There is only one legitimate alternative to UNRWA: the Palestinian right of return

Palestinian refugees hold banners during a protest against the UNWRA's decision on aid cuts and downsizing plans

Ramona Wadi

Middle East Monitor  /  November 5, 2019

Since allegations about the misconduct and corruption of some staff members at the UN Relief and Works Agency for Palestine Refugees (UNRWA) came to light, both defences and criticism of the agency have shielded the UN from its role in enabling the mandate’s renewal. By allowing Israel to perpetuate its colonial expansion, the UN has also supported the political imbalance which created approximately 5 million Palestinian refugees. The Palestinian right of return, meanwhile, has been divested of its potential in order to accommodate the UN’s speciality of maintaining human rights violations in order to create and manipulate a humanitarian agenda.

US President Donald Trump may have facilitated the targeting of Palestinian refugees with the decision to withhold funds from UNRWA, but despite bleating about the importance of funding while continuing to exploit the most vulnerable of Palestinian society, the UN is far from being at the helm when it comes to protecting Palestinian refugees. Its alternative to UNRWA’s dysfunctional organisation and structure was to consult with Israeli NGOs. UN Secretary-General Antonio Guterres has asked “pro-Israel non-governmental organisations to submit proposals for UNRWA operations,” Israel Hayom reported. What qualifies a colonial power — one that has created Palestinian refugees by its very existence — to participate in decision-making that has a direct impact on the population that it has dispossessed?

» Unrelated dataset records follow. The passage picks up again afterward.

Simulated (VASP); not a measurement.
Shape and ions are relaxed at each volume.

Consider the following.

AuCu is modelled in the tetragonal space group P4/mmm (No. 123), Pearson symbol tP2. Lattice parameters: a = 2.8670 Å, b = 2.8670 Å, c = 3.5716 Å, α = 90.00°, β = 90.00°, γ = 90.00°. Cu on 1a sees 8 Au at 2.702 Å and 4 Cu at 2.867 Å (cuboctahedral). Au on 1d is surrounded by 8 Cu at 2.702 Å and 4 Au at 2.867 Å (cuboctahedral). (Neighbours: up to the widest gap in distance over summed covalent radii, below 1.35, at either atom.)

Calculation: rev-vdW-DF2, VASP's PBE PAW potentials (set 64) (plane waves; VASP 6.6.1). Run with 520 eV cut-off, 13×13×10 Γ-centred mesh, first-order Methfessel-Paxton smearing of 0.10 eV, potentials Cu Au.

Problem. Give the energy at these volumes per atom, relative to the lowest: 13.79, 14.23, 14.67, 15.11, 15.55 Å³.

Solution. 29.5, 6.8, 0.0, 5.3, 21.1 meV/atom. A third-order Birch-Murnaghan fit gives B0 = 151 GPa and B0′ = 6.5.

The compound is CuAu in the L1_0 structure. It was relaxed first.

Just days earlier, the same outlet ran an article in which the main focus was UNRWA’s mandate. It quoted Israel’s Ambassador to the UN, Danny Danon: “Until such time as UNRWA is permanently closed, we will use all tools at our disposal to increase the oversight to which it is subjected.” UNRWA, he declared, “utilises the world’s funds for the dissemination of false narratives against Israel and systematically avoids fulfilling the mission for which it was established.” This claim, of course, is itself a “false narrative”, but Israeli exceptionalism will ensure that it is accepted by the mainstream media and politicians.

David Bedein from the Centre for Near East Policy Research justified his involvement in deciding UNRWA’s “alternative” by citing the UN’s alleged aspirations “to resolve conflicts and strive for peace”, despite the UN offering ample evidence of acting to the contrary. UNRWA, Bedein argued, “adopted the principles of the Palestinian [sic] Liberation Organisation – which aspires to destroy the State of Israel.” That’s yet another “false narrative”, given that in 1993 the PLO recognised the right of Israel to exist, and advocates for the two-state compromise, as per the latest affirmation by Saeb Erekat made a few days ago at the J Street Conference in Washington.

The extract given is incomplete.